Six Latin American Countries Suspended Their Membership From The UNASUR

On the 19th of April, the Union of South American Nations (UNASUR), one of the largest Latin American institutions created to counter U.S. influence, temporarily lost six of its members. Argentina, Brazil, Chile, Colombia, Paraguay, and Peru suspended their memberships last Thursday due to conflict about who is to hold the position of secretary general of the regional bloc. After several discussions on the matter, other problems about the future of the UNASUR were raised, as there is not only a lack of consensus amongst members regarding whom must lead the institution, but also various ideological and political differences that weaken it.

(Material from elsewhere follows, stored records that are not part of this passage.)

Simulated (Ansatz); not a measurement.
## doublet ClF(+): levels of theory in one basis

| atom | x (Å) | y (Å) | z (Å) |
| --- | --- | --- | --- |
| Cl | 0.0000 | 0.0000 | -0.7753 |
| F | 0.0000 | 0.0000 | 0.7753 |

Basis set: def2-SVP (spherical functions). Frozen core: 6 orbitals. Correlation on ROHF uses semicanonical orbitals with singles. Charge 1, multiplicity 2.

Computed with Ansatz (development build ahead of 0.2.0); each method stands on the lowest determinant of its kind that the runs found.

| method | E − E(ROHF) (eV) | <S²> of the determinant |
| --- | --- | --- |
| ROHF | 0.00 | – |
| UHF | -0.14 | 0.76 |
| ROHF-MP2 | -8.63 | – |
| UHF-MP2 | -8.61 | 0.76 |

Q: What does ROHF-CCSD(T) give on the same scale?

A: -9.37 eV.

For many years, the UNASUR has represented regional unity and cooperation. However, this unexpected decision from half of its members reveals the democratic crisis the region is experiencing. Chilean Foreign Minister, Roberto Ampuero, during an interview with the Cooperativa radio station, mentioned that the UNASUR has been paralysed for more than a year and a half. He goes on to add that the institution is “incapable of solving issues… making it even outrageous for citizens.” This perceived ineptitude is what incited the six countries to leave the organisation. Moreover, there are also discrepancies on what appropriate actions should be taken according to the current regional context. In response to the membership suspension of the six countries, the Venezuelan President, Nicolas Maduro, stated that if any right-wing government aims to impede the UNASUR, Venezuela, as well as various revolutionaries and social movements, will move to defend it. Such a statement had likely been made with the intent to support Bolivian Foreign Minister, Fernando Huanacuni, who assumed the pro tempore presidency on behalf of the nation.

The unexpected suspension of  half of the UNASUR members demonstrates the decline of the regional institution. The indecision on the part of the states on whom should hold leadership reveals the many differences among its members, and alludes to the varying objectives that each country has. Just a year ago, most of the Latin American countries assumed leftist political ideologies. Nonetheless, during recent presidential elections, there has been a notable shift. Bolivia, which is now one of the only remaining leftist countries alongside Venezuela, has very different economic, social, and political intentions than the others. However, despite the controversial decision made by the six countries, there is hope for regional integration to be reformed. Overcoming the dispute over the secretary general seat within the UNASUR is not impossible, considering that this suspension of membership is temporary.

Modelled after the European Union and founded with twelve countries as its members, the UNASUR is a multilateral organisation created in 2008, with the aims of promoting regional integration in different issues, including democracy, education, environment, security, and the elimination of social inequality. Since January 2017, when the former Colombian secretary general, Ernesto Samper concluded his term, the lack of institutionalism within the UNASUR became evident. It was then that the six countries announced, through a joint statement to the Foreign Minister Fernando Huanacuni, the suspension of their membership until solutions to these various issues were found.

The creation of regional institutions is a relevant step for multilateralism. Through organisations such as the UNASUR, cooperation and integration is made possible. Despite the differences among its country members, it is necessary to find a balance point where the head of states may put their own political interests and ideology at the forefront, and also meet the needs of the people. If clear objectives, processes, and actions are not set up from the beginning, organisations like the UNASUR will not be able to maintain regional stability, consequently making it more difficult to sustain their existence in a changing world.